That’s because local-content rules may require firms like his to build factories in different countries. “We may be forced to have more factories than makes economic sense,” he says.

China, once an assembly platform that sucked in commodities and manufactured goods from abroad, put them together and reshipped them, is now producing much of what it needs domestically.

Benjamin Dolgin-Gardner, founder of Hatch International Ltd., an electronics manufacturer in Shenzhen, China, says he now uses Chinese-made LCD screens rather than ones made elsewhere in Asia for the tablets he produces. Memory chips for MP3 players are also made in China rather than imported from Japan and South Korea.

“China is increasingly cannibalizing supply chains,” says Alex Wolf, a London economist at the investment firm of Standard Life Investments, reducing exports from Korea, Taiwan and other nations whose economies are tightly linked to China’s.

The reaction to the financial crisis in many countries included new banking rules, adopted globally, which require banks to hold bigger capital buffers against securities and loans. That has cut into their willingness to take risk across borders.

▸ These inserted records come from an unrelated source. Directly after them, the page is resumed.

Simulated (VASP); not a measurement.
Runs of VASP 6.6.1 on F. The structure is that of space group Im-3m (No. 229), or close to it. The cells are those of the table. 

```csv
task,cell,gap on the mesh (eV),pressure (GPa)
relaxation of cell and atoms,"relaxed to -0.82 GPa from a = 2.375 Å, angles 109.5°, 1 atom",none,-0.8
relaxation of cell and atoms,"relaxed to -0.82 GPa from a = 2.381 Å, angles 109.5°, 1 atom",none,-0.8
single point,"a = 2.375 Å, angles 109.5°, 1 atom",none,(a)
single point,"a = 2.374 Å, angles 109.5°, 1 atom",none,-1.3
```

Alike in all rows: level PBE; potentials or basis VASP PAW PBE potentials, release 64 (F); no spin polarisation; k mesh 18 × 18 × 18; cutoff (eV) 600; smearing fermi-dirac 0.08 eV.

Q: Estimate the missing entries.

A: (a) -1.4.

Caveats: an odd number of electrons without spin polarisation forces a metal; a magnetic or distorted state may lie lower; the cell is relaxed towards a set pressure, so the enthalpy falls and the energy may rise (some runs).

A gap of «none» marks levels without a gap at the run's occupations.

Regulators in China, Cyprus, Iceland, Brazil and other countries imposed capital controls to limit the waves of potentially destabilizing money washing into and out of their financial systems. In all, 31 out of 108 countries tracked by economists Menzie Chinn and Hiro Ito became less open to global capital flows between 2008 and 2014, while 13 became more open.

That’s a sharp reversal from the five-year precrisis period, when 40 countries became more open to global capital flows and 12 became less open.

Europe is the epicenter of the global lending crunch. Hungary privatized most of its banks after the fall of Communism in 1989, drawing investors from Austria, Italy, Belgium and beyond. By the mid-2000s, Hungarian homeowners had become avid consumers of mortgages issued by Austrian banks denominated in Swiss francs, emblematic of the rapid globalization of European finance.

After the financial crisis, the Swiss franc soared, pushing up the cost of those mortgages. Nearly one-third of Hungarian borrowers went 90 days or more delinquent on their mortgages, inviting a political backlash.

Viktor Orban ’s nationalist Fidesz party won parliamentary elections with a landslide in 2010 and Mr. Orban set out to increase Hungarian ownership of the banking sector to at least 50%.

His administration imposed taxes and fees on the sector and demanded banks convert Swiss franc loans into local currency denominations. Foreign bank lending contracted for eight straight years through 2016, according to the Institute for International Finance, a banking trade association in Washington.
 
As foreign banks departed, the country’s economy minister, Mihaly Varga, told local reporters that the policy “boosts economic sovereignty.” A 2016 review by the IMF, while lauding Hungary’s rebound from the recession, said the government had simply shifted risks from private hands to the public sector, because the Hungarian government took big stakes in banks and other companies.

In wealthy nations, the big hope is that a reversal in globalization will lift wages of unskilled workers by reducing competition from low-wage nations. That hasn’t been the case so far.

Globally, wage growth slowed to an average 2.1% in the past five years, compared with 2.4% in the five years leading up to the 2007-2009 financial crisis, according to the International Labor Organization.

In the U.S., wages and salaries of workers rose 2% a year in the past five years. That’s down from 2.9% in the five years before the crisis.

That hasn’t stilled globalization’s many critics. “Globalization has made the financial elite who donate to politicians very, very wealthy,” Mr. Trump said last June at a Rust Belt stop in Pennsylvania, “but it has left millions of our workers with nothing but poverty and heartache.”